On the Future of Our Educational Institutions



AN NYRB Classics Original

In 1869, at the age of twenty-four, the precociously brilliant Friedrich Nietzsche was appointed to a professorship of classical philology at the University of Basel. He seemed marked for a successful and conventional academic career. Then the philosophy of Schopenhauer and the music of Wagner transformed his ambitions. The genius of such thinkers and makers—the kind of genius that had emerged in ancient Greece—this alone was the touchstone for true understanding. But how was education to serve genius, especially in a modern society marked more and more by an unholy alliance between academic specialization, mass-market journalism, and the militarized state? Something more than sturdy scholarship was called for. A new way of teaching and questioning, a new philosophy . . .

What that new way might be was the question Nietzsche broached in five vivid, popular public lectures in Basel in 1872. Anti-Education presents a provocative and timely reckoning with what remains one of the central challenges of the modern world. 
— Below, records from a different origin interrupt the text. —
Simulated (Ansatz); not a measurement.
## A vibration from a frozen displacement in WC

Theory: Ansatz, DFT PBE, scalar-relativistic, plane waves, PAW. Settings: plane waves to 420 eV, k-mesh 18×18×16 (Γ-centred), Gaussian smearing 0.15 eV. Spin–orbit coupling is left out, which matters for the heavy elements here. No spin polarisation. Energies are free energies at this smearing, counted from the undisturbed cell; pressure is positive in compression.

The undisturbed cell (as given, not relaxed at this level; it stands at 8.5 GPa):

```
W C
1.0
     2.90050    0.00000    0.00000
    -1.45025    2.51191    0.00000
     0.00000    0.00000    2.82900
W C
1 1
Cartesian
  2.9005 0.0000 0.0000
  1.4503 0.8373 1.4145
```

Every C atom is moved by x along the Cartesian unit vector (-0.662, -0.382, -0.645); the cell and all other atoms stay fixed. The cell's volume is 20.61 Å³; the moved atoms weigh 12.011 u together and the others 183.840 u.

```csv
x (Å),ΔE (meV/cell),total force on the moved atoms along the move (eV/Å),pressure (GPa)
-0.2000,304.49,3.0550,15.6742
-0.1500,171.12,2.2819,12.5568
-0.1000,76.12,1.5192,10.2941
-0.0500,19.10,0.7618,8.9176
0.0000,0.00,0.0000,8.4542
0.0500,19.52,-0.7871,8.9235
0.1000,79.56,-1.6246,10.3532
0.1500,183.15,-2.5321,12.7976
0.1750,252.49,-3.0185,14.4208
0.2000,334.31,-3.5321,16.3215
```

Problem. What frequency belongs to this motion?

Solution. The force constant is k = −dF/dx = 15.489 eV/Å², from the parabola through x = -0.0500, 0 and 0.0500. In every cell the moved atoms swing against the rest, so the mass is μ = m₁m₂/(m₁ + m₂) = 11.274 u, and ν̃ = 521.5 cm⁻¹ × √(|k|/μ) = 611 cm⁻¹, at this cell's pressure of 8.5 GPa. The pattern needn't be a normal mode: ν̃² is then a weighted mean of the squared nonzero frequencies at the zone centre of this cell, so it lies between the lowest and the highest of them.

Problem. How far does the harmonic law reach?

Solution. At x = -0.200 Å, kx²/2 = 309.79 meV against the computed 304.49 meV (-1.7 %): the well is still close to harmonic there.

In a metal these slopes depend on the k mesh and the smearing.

  • Published: 15 December 2015
  • ISBN: 9781590178942
  • Imprint: NY Review Books
  • Format: Trade Paperback
  • Pages: 160
  • RRP: $24.99

About the author

Friedrich Nietzsche

The philosopher Friedrich Nietzsche was born in Prussia in 1844. After the death of his father, a Lutheran minister, Nietzsche was raised from the age of five by his mother in a household of women. In 1869 he was appointed Professor of Classical Philology at the University of Basel, where he taught until 1879 when poor health forced him to retire. He never recovered from a nervous breakdown in 1889 and died eleven years later.

Known for saying that 'god is dead,' Nietzsche propounded his metaphysical construct of the superiority of the disciplined individual (superman) living in the present over traditional values derived from Christianity and its emphasis on heavenly rewards. His ideas were appropriated by the Fascists, who turned his theories into social realities that he had never intended.